The last section will setup and configure our bundler, the development server, the production build, and the tests.

When using Bazel, every dependency is declared, inputs and outputs are known. This will allow us to analyze what's going on and build a directed graph. We can query any package, rule or repository and its dependencies using the query command. The query command is very expressive in what you can request, and you can also get different output types. I recommend taking a look at the documentation. We'll be also using a tool to convert the query graph results to an image.

// get al the packages in the workspace
bazel query --output=graph ... | dot -Tpng > graph.png

This looks a little too much information. Fortunately, we can select portions of our graph.

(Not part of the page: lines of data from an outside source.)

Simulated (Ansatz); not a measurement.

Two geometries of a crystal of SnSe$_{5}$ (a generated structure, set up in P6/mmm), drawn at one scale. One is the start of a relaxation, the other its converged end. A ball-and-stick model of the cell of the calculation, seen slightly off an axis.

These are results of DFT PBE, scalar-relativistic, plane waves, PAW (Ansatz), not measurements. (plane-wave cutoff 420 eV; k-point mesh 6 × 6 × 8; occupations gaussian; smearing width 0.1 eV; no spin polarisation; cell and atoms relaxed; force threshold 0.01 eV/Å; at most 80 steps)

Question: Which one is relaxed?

bazel query "kind(rule, allpaths(//src:devserver, //...))" --output=graph | dot -Tpng > devserver.png

Let's start optimizing, and customizing our build, with what we have now. First of all, for this project, I decided that I won't be using any .scss file, so I can get rid of the styles rule. Remember to remove any reference to it as well.

I also want the app directory to be its own package, so I'll create a BUILD.bazel file in it.

package(default_visibility = ["//visibility:public"])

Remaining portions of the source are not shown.